House calls, Zippy the Zip Code promoter, Tube hifi!, hot rods, NYMets at The Polo Grounds, the Beatles turning everyone into mindless drones, muscle cars, cable TV, VHS, disco turning everyone into mindless drones, gas lines, wood stoves, Japanese cars, Miracle on Ice, East Village galleries, AREA, BoyBar Wednesdays, Macintosh, Miatas, AIDS, grunge music turning everyone into mindless drones, CD-ROM, dot com, silicon alley, IPO, mp3, margin call, alt-whatever music turning everyone into mindless drones, lay-offs, Manhattan lock-down.
And I agree with Cedric that the '70s had alot of snow in the north east US. (And I definitely have fond memories of more than one decade.)
posted by HTuttle at 10:54 PM on November 1, 2002


I miss the Muppet Show.
posted by timyang at 4:08 AM on November 2, 2002


Second that, timyang.
posted by alumshubby at 6:13 AM on November 2, 2002


Card catalogs at the library.

Our drugstore that actually had a soda-fountain/ice cream counter with swivel stools and all.

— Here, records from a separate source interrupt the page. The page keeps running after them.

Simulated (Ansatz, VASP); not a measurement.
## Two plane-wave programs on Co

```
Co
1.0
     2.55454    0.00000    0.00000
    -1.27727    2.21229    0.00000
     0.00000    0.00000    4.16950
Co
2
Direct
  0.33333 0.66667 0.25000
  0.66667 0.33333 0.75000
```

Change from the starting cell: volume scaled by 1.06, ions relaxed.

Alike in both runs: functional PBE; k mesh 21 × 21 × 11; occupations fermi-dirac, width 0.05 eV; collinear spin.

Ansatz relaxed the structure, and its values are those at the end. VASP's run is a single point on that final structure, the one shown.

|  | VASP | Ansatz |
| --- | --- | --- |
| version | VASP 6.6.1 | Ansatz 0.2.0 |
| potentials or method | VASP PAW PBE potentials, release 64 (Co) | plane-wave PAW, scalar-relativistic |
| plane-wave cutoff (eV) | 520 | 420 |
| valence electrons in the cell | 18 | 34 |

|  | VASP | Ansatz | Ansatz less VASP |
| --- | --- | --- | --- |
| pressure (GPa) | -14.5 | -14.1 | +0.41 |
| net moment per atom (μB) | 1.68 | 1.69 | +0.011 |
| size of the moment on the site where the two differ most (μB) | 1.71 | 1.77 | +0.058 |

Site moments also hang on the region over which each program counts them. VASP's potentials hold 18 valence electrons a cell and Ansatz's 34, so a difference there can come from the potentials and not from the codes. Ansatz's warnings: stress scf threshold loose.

LPs on vinyl. (Mine and my Technics turntable are in a storage locker on the other side of town.)

The Bee Gees. (Even though I'm a guy.)

7th grade: Delivering the evening paper here in my hometown after school. My Saturday bus rides downtown to get something new to read at the library, wander around in the department stores, buy a model airplane or tank kit to build, then have a cheeseburger at the drugstore lunch counter -- ordering lunch and paying for it felt especially grown-up.
posted by alumshubby at 6:20 AM on November 2, 2002


Card catalogs at the library.

Amen, alumshubby! I love pawing through them at those few anachronistic libraries that haven't junked them for computer terminals or merchandising space...
posted by languagehat at 8:46 AM on November 2, 2002


70s

You name the country, I was there.

80s

Walking the DMZ.

Steel pipes, bricks, rocks, Molotov Cocktails, tear gas, pepper gas and fighting as we overthrew the govt.

90s

More mellow. Growing up. General governmental dissatisfaction and annoyance.

00s

General malaise...
posted by Baesen at 2:15 PM on November 2, 2002


Card catalogs at the library.

I remember the outcry when a famous library (was it the New York City Public Library?) threw theirs out. It really was a cultural loss. And I'm with you on pawing through them, languagehat--the pure serendipitious fascination of seeing all these unthought of titles and descriptions along the way. You don't get that sort of intellectual stimulation from online library catalogs.
posted by y2karl at 4:06 PM on November 2, 2002


HTuttle, do you sing that to the tune of "We Didn't Start The Fire" or something?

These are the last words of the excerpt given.